A partial ordered set $(P,\preceq)$ (i.e. a set $P$ endowed with a operation $\preceq$ which is reflexive, antisymmetric and transitive) is said to be a join-semilattice whenever for all $x,y \in P$ there exists their least upper bound $x \vee y \in P$.
Then, given a join-semilattice $(P,\preceq)$, we fix a subadditive function $f\colon P\to \mathbf{R}$, meaning that $$ \forall x,y \in P,\,\,f(x\vee y)\le f(x)+f(y), $$ and such that $f(x)<f(y)$ for some $x\preceq y$. [<- Thank you Ramiro]
Question: Is it possible that $P$ is an infinite countable set and for all $x \in P$ and $\varepsilon >0$ there exist $a_1,\ldots,a_k \in P$ for which $x=\bigvee a_i$ and $f(a_1)<\varepsilon,\ldots,f(a_k)<\varepsilon$?

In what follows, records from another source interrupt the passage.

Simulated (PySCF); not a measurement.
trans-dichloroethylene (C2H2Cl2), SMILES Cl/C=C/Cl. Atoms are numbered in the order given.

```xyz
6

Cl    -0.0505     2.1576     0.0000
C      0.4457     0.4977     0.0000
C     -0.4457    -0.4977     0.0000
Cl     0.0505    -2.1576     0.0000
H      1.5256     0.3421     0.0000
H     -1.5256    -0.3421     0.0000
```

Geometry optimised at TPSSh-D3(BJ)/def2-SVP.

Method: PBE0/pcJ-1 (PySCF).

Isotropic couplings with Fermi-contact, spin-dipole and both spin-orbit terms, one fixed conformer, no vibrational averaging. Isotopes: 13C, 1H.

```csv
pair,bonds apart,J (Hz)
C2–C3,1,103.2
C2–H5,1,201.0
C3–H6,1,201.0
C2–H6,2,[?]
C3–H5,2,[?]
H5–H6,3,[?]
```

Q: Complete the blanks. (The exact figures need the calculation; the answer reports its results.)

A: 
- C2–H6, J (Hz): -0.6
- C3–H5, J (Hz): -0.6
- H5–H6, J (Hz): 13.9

Yes, this is possible. For instance, let $P$ be the set of finite unions of intervals in $\mathbb{R}$ with rational endpoints, ordered by inclusion, and let $f:P\to\mathbb{R}$ be Lebesgue measure. Since any interval with rational endpoints can be partitioned into finitely many arbitrarily small intervals with rational endpoints, this satisfies your condition.